Part of the Computing fundamentals glossary:

Grayscale is a range of shades of gray without apparent color. The darkest possible shade is black, which is the total absence of transmitted or reflected light. The lightest possible shade is white, the total transmission or reflection of light at all visible wavelength s. Intermediate shades of gray are represented by equal brightness levels of the three primary colors (red, green and blue) for transmitted light, or equal amounts of the three primary pigments (cyan, magenta and yellow) for reflected light.

In the case of transmitted light (for example, the image on a computer display), the brightness levels of the red (R), green (G) and blue (B) components are each represented as a number from decimal 0 to 255, or binary 00000000 to 11111111. For every pixel in a red-green-blue ( RGB ) grayscale image, R = G = B. The lightness of the gray is directly proportional to the number representing the brightness levels of the primary colors. Black is represented by R = G = B = 0 or R = G = B = 00000000, and white is represented by R = G = B = 255 or R = G = B = 11111111. Because there are 8 bit s in the binary representation of the gray level, this imaging method is called 8-bit grayscale.

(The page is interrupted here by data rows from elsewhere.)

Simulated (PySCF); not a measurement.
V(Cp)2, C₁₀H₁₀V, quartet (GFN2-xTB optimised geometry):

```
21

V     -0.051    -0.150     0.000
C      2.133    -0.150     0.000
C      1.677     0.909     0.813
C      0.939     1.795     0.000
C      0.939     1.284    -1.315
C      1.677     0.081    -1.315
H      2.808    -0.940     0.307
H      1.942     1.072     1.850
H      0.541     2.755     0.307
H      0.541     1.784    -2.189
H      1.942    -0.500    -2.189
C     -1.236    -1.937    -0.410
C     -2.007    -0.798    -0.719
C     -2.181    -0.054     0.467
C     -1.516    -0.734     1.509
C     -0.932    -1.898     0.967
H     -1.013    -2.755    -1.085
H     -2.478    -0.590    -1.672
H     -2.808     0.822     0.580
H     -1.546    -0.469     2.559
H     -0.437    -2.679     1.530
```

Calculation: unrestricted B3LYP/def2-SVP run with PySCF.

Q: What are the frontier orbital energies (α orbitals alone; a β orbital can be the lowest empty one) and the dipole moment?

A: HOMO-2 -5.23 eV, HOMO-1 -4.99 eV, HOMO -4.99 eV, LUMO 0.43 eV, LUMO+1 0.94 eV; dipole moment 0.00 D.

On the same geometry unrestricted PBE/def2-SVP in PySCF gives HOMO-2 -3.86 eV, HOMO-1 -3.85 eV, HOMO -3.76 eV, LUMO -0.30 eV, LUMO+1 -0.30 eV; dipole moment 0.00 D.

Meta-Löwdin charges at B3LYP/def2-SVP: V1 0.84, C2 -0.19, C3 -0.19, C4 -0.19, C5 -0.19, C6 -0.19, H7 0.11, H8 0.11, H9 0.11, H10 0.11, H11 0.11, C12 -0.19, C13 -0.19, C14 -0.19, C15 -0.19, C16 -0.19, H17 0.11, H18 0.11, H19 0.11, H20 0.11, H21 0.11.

In the case of reflected light (for example, in a printed image), the levels of cyan (C), magenta (M), and yellow (Y) for each pixel are represented as a percentage from 0 to 100. For each pixel in a cyan-magenta-yellow (CMY) grayscale image, all three primary pigments are present in equal amounts. That is, C = M = Y. The lightness of the gray is inversely proportional to the number representing the amounts of each pigment. White is thus represented by C = M = Y = 0, and black is represented by C = M = Y = 100.

In some systems that use the RGB color model, there are 2 16 , or 65,636, possible levels for each primary color. When R = G = B in this system, the image is known as 16-bit grayscale because the decimal number 65,536 is equivalent to the 16-digit binary number 1111111111111111. As with 8-bit grayscale, the lightness of the gray is directly proportional to the number representing the brightness levels of the primary colors. As one might expect, a 16-bit digital grayscale image consumes far more memory or storage than the same image, with the same physical dimensions, rendered in 8-bit digital grayscale.

In analog practice, grayscale imaging is sometimes called "black and white," but technically this is a misnomer. In true black and white, also known as halftone, the only possible shades are pure black and pure white. The illusion of gray shading in a halftone image is obtained by rendering the image as a grid of black dots on a white background (or vice-versa), with the sizes of the individual dots determining the apparent lightness of the gray in their vicinity. The halftone technique is commonly used for printing photographs in newspapers.

In some cases, rather than using the RGB or CMY color models to define grayscale, three other parameters are defined. These are hue, saturation and brightness . In a grayscale image, the hue (apparent color shade) and saturation (apparent color intensity) of each pixel is equal to 0. The lightness (apparent brightness) is the only parameter of a pixel that can vary. Lightness can range from a minimum of 0 (black) to 100 (white).